BEIRUT: Lebanese construction and industrial companies showed guarded confidence about the nation’s economic future amid the gleam of new machinery and home fixtures at the Project Lebanon exhibition held at BIEL through Friday.
Thousands of people, ranging from industry insiders to homeowners planning renovations, marveled at the conspicuous display of construction equipment and accessories.
Several companies said that despite the tough economic situation in Lebanon, their firms had weathered the storm and were confident that the coming months would herald an improved financial situation.
“We’re doing OK,” said Mounir Azzi of concrete company Procrete.
A bit of meteorological luck allowed Procrete and other such firms an uncommonly productive winter.
“Usually, in winter we don’t have many projects, because of the weather conditions. This winter, we had many projects going on throughout the season because the season was so mild.”
In the summer months, the company’s work on residential projects and office buildings is fair. “We have reservations for the next two months ahead,” he said. “But previously, we used to have the whole summer reserved.”
To avoid the red during the past year, Procrete has invested in its sales team, he explained, which has produced a positive return. Sales, he said, were better this year than last.
Procrete isn’t the only company that has altered its business model in light of the economic situation.
“We’ve shifted our market toward the outside,” said Mohammad Shmaytilly of Dalal Steel. “We are working in Iraq and Jordan.”
Wissam Hijazi, the CEO of Staunch Machinery, said that exports were what had allowed his company to come out of the past year financially unscathed.
“In Lebanon, if you want to live, you have to think about outside.”
The African market, he said, is particularly hot at the moment. Workers in his Sidon factory are busier than ever manufacturing products ranging from construction machinery to generators.
Still, the Lebanese market is alive and well, Shmaytilly said.
“We’re manufacturing more and more houses, and we have about 700 employees right now,” he said.
Having won valuable construction contracts from the United Nations and the Lebanese Army this year, Shmaytilly said Dalal Steel had improved its manufacturing techniques and its efficiency.
The political stalemate in the country, however, has led some contractors to balk at the prospect of large-scale projects, said Anthony Abdel-Massih, whose company is the exclusive dealer of Volvo construction machinery in Lebanon.
“Now the government is a little bit lost for the moment, so funds are not going straight to the contractors, and they are a bit risk averse,” he said.

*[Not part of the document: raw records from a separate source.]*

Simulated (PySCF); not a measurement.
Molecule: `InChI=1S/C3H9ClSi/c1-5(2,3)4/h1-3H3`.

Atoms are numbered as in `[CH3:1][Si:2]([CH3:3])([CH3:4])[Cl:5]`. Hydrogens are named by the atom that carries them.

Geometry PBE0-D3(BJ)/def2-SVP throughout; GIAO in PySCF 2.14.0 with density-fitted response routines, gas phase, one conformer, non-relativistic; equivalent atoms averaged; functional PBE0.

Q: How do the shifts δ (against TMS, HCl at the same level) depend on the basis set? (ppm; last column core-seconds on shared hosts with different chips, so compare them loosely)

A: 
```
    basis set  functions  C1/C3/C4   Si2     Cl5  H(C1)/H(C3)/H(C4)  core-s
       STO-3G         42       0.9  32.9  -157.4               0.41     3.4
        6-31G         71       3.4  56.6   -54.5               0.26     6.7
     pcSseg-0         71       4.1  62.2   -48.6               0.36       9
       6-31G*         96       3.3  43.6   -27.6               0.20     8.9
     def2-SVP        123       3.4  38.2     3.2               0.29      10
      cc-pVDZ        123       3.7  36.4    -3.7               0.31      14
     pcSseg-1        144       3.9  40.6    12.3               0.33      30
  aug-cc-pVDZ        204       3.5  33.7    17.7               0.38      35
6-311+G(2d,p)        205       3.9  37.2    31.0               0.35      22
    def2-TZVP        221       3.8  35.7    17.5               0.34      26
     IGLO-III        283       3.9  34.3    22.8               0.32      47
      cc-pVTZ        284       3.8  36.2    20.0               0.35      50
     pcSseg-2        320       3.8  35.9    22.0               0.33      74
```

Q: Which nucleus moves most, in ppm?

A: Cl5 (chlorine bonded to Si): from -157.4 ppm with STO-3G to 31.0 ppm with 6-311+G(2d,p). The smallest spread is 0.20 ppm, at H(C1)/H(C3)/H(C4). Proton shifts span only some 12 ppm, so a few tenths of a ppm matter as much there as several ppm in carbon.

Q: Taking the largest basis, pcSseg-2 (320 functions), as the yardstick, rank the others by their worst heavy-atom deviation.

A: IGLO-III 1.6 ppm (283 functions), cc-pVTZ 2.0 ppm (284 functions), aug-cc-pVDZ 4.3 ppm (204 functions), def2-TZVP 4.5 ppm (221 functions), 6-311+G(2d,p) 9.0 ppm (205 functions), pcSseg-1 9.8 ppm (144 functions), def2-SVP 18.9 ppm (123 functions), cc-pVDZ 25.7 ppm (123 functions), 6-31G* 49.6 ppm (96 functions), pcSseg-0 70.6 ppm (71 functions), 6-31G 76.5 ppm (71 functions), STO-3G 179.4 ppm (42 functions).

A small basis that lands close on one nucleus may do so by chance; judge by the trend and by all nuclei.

While ground is being broken on some large-scale projects in Lebanon, Abdel-Massih said the country was seeing such developments realized on a smaller scale than in years past. Still, Abdel-Massih Trading Company is opening a massive new showroom and has launched new construction products for the Lebanese market.
“We’re trying to be positive and stay optimistic,” he said. “We’re staying on top of the market.”
Samer Halabu of Sibline Building Materials said ample evidence suggested the Lebanese construction market was still going strong.
“In comparison with what’s going on today in Abu Dhabi, I can see more projects going up in Beirut,” he said. “There are more and more cranes, more and more developers investing in Beirut and parts of Mount Lebanon. I’m seeing a lot of sites that have just started.”
“We see opportunities, because we see a market,” he said of Lebanon and the Levant in general. “In Syria, things will calm down, and there will be things for us to do there.”